Possibly a new fraud scam

I saw this on Twitter. I can not verify its accuracy, but it sounds possible and offers a good piece of advice so I decided to share it.

https://twitter.com/WWNLennyLeonard/status/15172119306115727…

The gist is criminals can mimic your bank’s customer service or fraud hotline phone numbers, and they send you an alert asking if a charge that has been made is legit. When you reply to the text, they call you on a spoofed phone number that appears to be from your bank. Then they ask you to verify your personal info.

The remedy is to never provide info to someone who calls you. End the phone call with them, and call the bank using ONLY the phone number on the back of the card not on any number they might have given to you.

14 Likes

When you reply to the text,

My phones are 30-40 years old. They don’t do “text”, nor do they show the calling party’s number, spoofed or not.

Steve…doesn’t answer the darn thing anyway, keeps the ringer turned off

1 Like

Whenever you have an inkling that it might be a scam, check the URLs in the email,

Tips and tools to check links in emails without clicking

The simple answer to this is to hover over any obscured link. The pop-up window will show you exactly where it’s looking you to go. If it is an exact destination you know, then you can trust it a little more, but not 100%. Eg. https:// pay-pal.com is a completely different destination to https:// paypal.com and shouldn’t be trusted.
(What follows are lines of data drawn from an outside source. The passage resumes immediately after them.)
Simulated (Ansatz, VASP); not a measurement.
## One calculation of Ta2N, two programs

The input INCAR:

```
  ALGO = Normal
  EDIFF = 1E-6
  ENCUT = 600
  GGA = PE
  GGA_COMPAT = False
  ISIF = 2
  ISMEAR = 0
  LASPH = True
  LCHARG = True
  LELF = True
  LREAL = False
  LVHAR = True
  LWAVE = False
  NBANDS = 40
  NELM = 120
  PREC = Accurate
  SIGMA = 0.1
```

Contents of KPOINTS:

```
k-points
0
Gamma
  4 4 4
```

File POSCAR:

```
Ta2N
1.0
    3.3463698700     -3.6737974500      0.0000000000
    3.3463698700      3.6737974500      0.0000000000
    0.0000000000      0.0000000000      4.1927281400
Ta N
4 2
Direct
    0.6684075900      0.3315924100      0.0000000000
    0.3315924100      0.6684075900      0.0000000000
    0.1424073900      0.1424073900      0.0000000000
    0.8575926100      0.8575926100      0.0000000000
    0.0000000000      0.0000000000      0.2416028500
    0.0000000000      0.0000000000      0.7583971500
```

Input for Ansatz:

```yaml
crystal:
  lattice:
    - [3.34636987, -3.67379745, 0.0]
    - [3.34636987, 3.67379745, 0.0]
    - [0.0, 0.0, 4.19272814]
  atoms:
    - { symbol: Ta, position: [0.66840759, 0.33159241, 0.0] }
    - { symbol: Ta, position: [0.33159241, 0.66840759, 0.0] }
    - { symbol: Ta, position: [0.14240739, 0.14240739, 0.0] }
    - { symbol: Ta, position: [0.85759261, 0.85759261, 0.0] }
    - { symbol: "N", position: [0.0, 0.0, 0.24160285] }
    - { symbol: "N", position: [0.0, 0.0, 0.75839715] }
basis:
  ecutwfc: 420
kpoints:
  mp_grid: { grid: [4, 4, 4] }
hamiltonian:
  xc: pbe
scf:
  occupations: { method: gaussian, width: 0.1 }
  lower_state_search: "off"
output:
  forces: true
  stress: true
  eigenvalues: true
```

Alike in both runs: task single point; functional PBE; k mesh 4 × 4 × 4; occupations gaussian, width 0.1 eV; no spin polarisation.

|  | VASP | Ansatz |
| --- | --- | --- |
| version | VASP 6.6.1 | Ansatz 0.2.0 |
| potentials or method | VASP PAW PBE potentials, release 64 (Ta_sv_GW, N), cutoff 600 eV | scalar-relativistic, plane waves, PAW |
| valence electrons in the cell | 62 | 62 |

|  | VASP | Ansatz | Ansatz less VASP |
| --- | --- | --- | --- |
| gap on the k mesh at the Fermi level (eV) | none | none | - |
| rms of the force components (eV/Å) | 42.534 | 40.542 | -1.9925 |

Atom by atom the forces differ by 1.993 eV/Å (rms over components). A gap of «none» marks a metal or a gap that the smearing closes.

https://www.nicva.org/article/tips-and-tools-to-check-links-…

Check the URL’s location (IP address) use
https://www.iplocation.net or https://geoiplookup.net/ip-lookup/

Check the email addresses using View->Message-All Headers or View->Message-Raw Source (Mac mail)

The Captain
be a Fool, not a fool!

4 Likes

If I got a call like that, I’d check my account on line to see what has been charged lately. If I didn’t see the charge there, I’d get pretty suspicious about the caller.

–Peter

If I got a call like that, I’d check my account on line to see what has been charged lately. If I didn’t see the charge there, I’d get pretty suspicious about the caller.

That’s what I do when I get those calls that say “a $300 purchase has been made on your Amazon account. If you did not make this purchase, call us now”. Of course, it helps that I never answer the phone, so I have a message on my answering machine, so I can’t be panicked/rushed into divulging anything.

I received an e-mail a while back, supposedly from Experian, saying “click this link to enroll in your free account due to the credit agency breech settlement”. No thanks. I called Experian first to see if the e-mail was legit, and I looked up the phone number on Experian’s site, rather than call the number in the e-mail. Yes, the e-mail was legit. Gave me the willies providing all the information for their “monitoring”.